Synopsis: In one of the largest mid-cap infrastructure deals this year, Lloyds Enterprises Limited has announced the acquisition of an 88.12% stake in Steel Infra Solutions Company Limited (SISCOL) for Rs. 1,073.40 crore. The acquisition significantly expands the group’s manufacturing capacity, strengthens its engineering business, and creates a future IPO value-unlocking opportunity for investors.

India’s infrastructure sector is entering a phase of rapid expansion, and listed engineering companies are increasingly looking to acquire specialized players to strengthen execution capabilities. In a major development, Lloyds Enterprises Limited has announced a transformational acquisition that could significantly reshape the group’s long-term growth trajectory.

The company’s board has approved the acquisition of an 88.12% stake in Steel Infra Solutions Company Limited (SISCOL) for a total transaction value of Rs. 1,073.40 crore. The deal will be executed jointly by Lloyds Enterprises, its material subsidiary Lloyds Engineering Works Limited, and Streamland Estate LLP.

What makes the acquisition particularly important is the scale of business Lloyds is acquiring. SISCOL is a heavy steel fabrication and infrastructure solutions company that generated Rs. 816.87 crore revenue in FY26 and reported Rs. 43.42 crore net profit during the year. Based on the total implied valuation of roughly Rs. 1,218 crore, the acquisition is being executed at a Price-to-Earnings multiple of nearly 28x, giving investors an important benchmark to evaluate whether the deal adds value immediately.

The Strategic Synergy Behind the Acquisition

The strategic significance goes far beyond valuation. SISCOL currently operates six manufacturing plants with a total production capacity of 1,00,000 metric tonnes per annum, making this a major manufacturing capacity addition for the Lloyds group. The acquired company has already built an impressive project portfolio, with execution credentials that include Noida International Airport, Delhi Airport Terminal 1, and International Tech Park Bangalore.

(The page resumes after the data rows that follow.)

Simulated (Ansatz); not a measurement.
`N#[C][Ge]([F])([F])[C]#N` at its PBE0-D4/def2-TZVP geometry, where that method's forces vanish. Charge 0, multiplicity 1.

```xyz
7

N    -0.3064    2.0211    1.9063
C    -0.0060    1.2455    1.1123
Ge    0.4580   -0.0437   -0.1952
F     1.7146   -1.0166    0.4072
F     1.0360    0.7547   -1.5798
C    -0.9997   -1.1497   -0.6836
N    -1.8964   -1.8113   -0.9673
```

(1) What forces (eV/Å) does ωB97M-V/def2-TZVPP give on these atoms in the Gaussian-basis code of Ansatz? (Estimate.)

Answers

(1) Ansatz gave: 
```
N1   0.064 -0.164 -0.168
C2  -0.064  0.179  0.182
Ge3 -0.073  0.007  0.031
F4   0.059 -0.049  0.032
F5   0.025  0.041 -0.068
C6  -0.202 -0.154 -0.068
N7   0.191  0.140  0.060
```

The biggest long-term value from this acquisition lies in the strong business synergy it creates for the Lloyds group. While Lloyds Engineering Works Limited primarily focuses on heavy engineering solutions for sectors like power, oil & gas, and industrial machinery, SISCOL specializes in large-scale steel fabrication and infrastructure construction.

This allows the combined group to become a more integrated infrastructure player capable of bidding for larger end-to-end turnkey projects rather than individual engineering contracts. In addition, SISCOL’s six manufacturing plants with 1,00,000 MTPA capacity immediately expand the group’s manufacturing footprint without requiring years of greenfield capex.

The acquisition also diversifies Lloyds’ revenue exposure beyond industrial engineering into fast-growing infrastructure segments such as airports, industrial parks, and commercial real estate projects. Management has further added a potential value-unlocking catalyst by committing to file for a possible SISCOL IPO within 30 months, signaling a long-term strategy of scaling the business and eventually unlocking shareholder value through a separate listing.

What This Means for Investors

For investors, this transaction represents far more than a routine acquisition. It marks a strategic shift for Lloyds Enterprises Limited as the company moves from being primarily an engineering-focused business toward becoming a larger integrated infrastructure solutions player.

The deal not only brings immediate revenue addition and significant manufacturing capacity, but also strengthens the group’s ability to participate in India’s long-term infrastructure expansion cycle. The planned future IPO of SISCOL further creates an additional value-unlocking opportunity that could benefit shareholders over the coming years.

Reflecting positive market sentiment, shares of Lloyds Enterprises Limited, with a market capitalization of Rs. 11,609 crore, were trading at Rs. 77.12, up 2 percent during the session, suggesting investors are already beginning to price in the long-term strategic impact of this transformational acquisition.

With India entering what many consider a decade-long infrastructure expansion cycle, Lloyds Enterprises is positioning itself aggressively  and this Rs. 1,073 crore acquisition could become one of the company’s most important long-term growth catalysts.